Over three-quarters of first-time buyer mortgage applications were approved last quarter. But how can you make sure you’re one of the success stories when applying for your first home loan?
In the first quarter of 2018, 76% of first-time buyers who applied through a broker or intermediary were offered a mortgage, figures from the Intermediary Mortgage Lenders Association show. By contrast, two years prior, just 48% of first-time buyers were approved.
To some extent, getting approved for a mortgage is up to the lender – but there are steps you can take to improve your odds.
Below, we round up the top tips for ensuring your first home purchase goes smoothly.

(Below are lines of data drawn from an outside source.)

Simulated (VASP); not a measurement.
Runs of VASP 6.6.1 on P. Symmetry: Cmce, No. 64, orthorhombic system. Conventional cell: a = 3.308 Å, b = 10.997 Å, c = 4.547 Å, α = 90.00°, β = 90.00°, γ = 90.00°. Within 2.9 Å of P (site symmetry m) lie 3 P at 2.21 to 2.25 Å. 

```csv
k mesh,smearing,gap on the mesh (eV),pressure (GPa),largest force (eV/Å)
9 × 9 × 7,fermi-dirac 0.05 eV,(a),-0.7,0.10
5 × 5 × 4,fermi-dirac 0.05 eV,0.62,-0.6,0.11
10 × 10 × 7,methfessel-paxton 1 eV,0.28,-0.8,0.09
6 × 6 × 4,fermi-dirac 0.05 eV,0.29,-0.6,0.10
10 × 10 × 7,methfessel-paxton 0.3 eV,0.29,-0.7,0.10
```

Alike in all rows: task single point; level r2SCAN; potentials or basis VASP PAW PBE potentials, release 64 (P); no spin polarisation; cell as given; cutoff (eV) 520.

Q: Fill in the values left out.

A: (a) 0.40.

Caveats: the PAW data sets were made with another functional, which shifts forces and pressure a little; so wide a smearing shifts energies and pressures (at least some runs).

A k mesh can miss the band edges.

1. Understand how much you can afford
Before you even start house-hunting, it’s important to work out how much you can realistically afford – there’s no point making an application that the lender is just going to reject.
The higher the deposit you put down, the less you need to borrow, and you could unlock better interest rates by buying at a lower loan-to-value ratio. So it’s worth gathering as big a deposit as possible.
The lender will also consider whether you can afford to meet your mortgage repayments, taking into account your current income and expenses. As a general rule, you can borrow four-and-a-half times your income.
Use the calculator below to work out how much you could realistically borrow:
2. Check your credit score
Aside from affordability, lenders will also want to know how creditworthy you are, and one of the things they’ll check is your credit score.
Your credit score can be affected by a huge range of factors, from the way you pay your bills to the amount you put on your credit card each month.
Most people don’t think much about their credit score until they need to apply for their loan – and might be in for an unpleasant surprise. So it’s worth checking your score well in advance of applying for a mortgage.
If it’s worse than you thought, you may need to spend some time building up good credit history before buying. It’s also worth checking your credit report for any errors and having those corrected.
- Find out more: our guide to credit scores
3. Apply for a mortgage in principle
A mortgage in principle is an agreement from a lender to give you a set amount – in theory.
It shows that, based on your current circumstances, you’re able to secure finance. In a competitive market, sellers may be much more willing to accept your offer if you have an agreement in hand.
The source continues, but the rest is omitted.